From Beethoven’s home to Buckingham Palace, the UK’s only piano making company has been known for its handmade quality since 1728
All royal warrant holders have a story to tell, but few compare with that of John Broadwood & Sons.
The firm has been supplying harpsichords and pianos to the royal family since Burkat Shudi, who founded the company in 1728, provided a harpsichord to Frederick, Prince of Wales in 1740. The royal warrant is thought to date back to at least George II. “Instruments that still exist have ‘By Appointment to His Majesty and the Princesses’ handwritten on their name boards,” said Dr Alastair Laurence.
Broadwood – the UK’s only piano maker – remains a family company run by Dr Laurence and his cousin, Guy. Broadwood’s small team still makes pianos by hand in its workshops, based at Finchcock’s Musical Museum, Goudhurst, Kent.
There are currently 20 to 30 Broadwood pianos, as well as other makes of pianos, placed throughout Buckingham Palace, Sandringham, Royal Lodge Windsor and St James’ Palace. Many are regularly maintained and tuned by Broadwood, which offers tuning and restoration.
Musical ‘royalty’ have also valued Broadwood pianos. “Haydn practiced at Broadwood’s salon when playing in London in the 1790s,” said Laurence.
In November 1817 the company gave a piano to Beethoven. “It was taken by boat to Trieste and then by horse and cart over the Alps. Beethoven received it in Vienna five months later,” said Laurence.
Chopin was supplied with three grand pianos for London concerts in 1848, and Liszt used a Broadwood for mainly private recitals in London in 1886. On the same tour Liszt appeared at the Royal College of Music (RCM), close to a Broadwood, but did not intend to play.
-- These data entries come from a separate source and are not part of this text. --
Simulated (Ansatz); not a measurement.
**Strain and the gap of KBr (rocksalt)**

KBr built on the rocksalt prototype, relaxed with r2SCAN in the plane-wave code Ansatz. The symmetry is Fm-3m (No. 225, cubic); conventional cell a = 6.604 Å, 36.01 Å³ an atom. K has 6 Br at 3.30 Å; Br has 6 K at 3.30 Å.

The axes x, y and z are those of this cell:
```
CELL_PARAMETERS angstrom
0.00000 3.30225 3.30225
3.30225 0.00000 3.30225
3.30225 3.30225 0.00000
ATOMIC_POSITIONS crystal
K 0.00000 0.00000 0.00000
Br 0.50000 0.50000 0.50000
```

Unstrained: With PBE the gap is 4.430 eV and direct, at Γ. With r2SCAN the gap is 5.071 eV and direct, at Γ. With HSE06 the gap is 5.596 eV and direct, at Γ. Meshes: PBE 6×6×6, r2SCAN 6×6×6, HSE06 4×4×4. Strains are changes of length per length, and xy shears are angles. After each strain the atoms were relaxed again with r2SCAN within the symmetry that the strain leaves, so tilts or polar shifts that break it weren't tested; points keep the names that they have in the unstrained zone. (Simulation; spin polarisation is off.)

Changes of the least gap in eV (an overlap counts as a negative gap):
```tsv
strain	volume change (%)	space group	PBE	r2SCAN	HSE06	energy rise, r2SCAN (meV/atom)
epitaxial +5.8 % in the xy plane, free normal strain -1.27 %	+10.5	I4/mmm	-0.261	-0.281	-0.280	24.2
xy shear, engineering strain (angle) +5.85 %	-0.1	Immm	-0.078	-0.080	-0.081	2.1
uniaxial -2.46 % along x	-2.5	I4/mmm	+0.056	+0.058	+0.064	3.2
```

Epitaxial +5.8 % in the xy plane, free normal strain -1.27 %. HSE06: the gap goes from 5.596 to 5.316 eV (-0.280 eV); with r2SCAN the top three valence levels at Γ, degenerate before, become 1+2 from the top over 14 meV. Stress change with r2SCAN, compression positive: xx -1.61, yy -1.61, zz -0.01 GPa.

“RCM students threw daffodils grabbed from local parks, towards the piano, until he agreed to play. Our tuner had to clear the flowers out of the piano,” said Laurence.
Even the apparently unremarkable Broadwood pianos can have historical value. The Broadwood archive service, used to value pianos, includes records going back to the 18th century. “One lady found that her small upright had belonged to Sir Arthur Sullivan,” said Laurence.